Slowing economy to spark rise in short-term interest rates

A decline in the country's short-term borrowing costs, which saw yields more than halve in the past month, is set to reverse as slowing growth puts pressure on Government finances, according to economists.

Rates on 91-day Treasury bills tumbled to 9.65 per cent at an auction on November 6, from 13.6 per cent a week earlier and as high as 22 per cent last month.

Faith Atiti, a research analyst at Commercial Bank of Africa Ltd, said those yields may rise in coming months as the Government borrows more in the domestic market to counter slowing tax revenue.

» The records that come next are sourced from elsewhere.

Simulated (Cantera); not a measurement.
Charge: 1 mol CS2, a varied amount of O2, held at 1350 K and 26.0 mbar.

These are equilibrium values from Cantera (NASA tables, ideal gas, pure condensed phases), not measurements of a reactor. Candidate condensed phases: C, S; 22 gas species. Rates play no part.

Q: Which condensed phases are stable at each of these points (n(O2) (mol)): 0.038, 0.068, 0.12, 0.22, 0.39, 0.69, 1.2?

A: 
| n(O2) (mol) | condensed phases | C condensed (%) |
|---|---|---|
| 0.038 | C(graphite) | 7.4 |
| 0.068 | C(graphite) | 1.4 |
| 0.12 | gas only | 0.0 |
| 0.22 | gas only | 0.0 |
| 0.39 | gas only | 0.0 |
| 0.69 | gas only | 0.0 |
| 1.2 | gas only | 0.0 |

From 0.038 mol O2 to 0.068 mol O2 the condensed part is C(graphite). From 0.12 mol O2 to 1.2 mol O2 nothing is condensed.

"With the shortfall in revenue, they will pick as much as they can from the domestic market," Atiti said. "How else will they fund the deficit?"

Kenyan Treasury Secretary Henry Rotich last week cut this year's economic growth forecast to as low as 5.8 per cent after a series of deadly militant attacks hurt Kenya's tourism industry, the country's second-biggest foreign-currency earner.

While visitor arrivals are now on the mend, agriculture, which accounts for about a quarter of gross domestic product, could struggle against an expected decline in rainfall caused by the El Nino weather phenomenon.

Supplementary Budget

The Government will probably raise its domestic-borrowing target by 20 per cent to a net Sh265 billion in a supplementary budget next year, according to Alexander Muiruri, head of fixed income at Kestrel Capital Ltd. That would see short-term interest rates climb as high as 16 per cent, he said.

"We may have over-corrected, rates came down too fast," Muiruri said by phone. "They will correct upwards to between 15 per cent and 16 per cent."

Yields on 182-day and 364-day securities eased to 10.2 per cent from 12.3 per cent, and 12.1 per cent from 13.6 per cent respectively at an auction this week.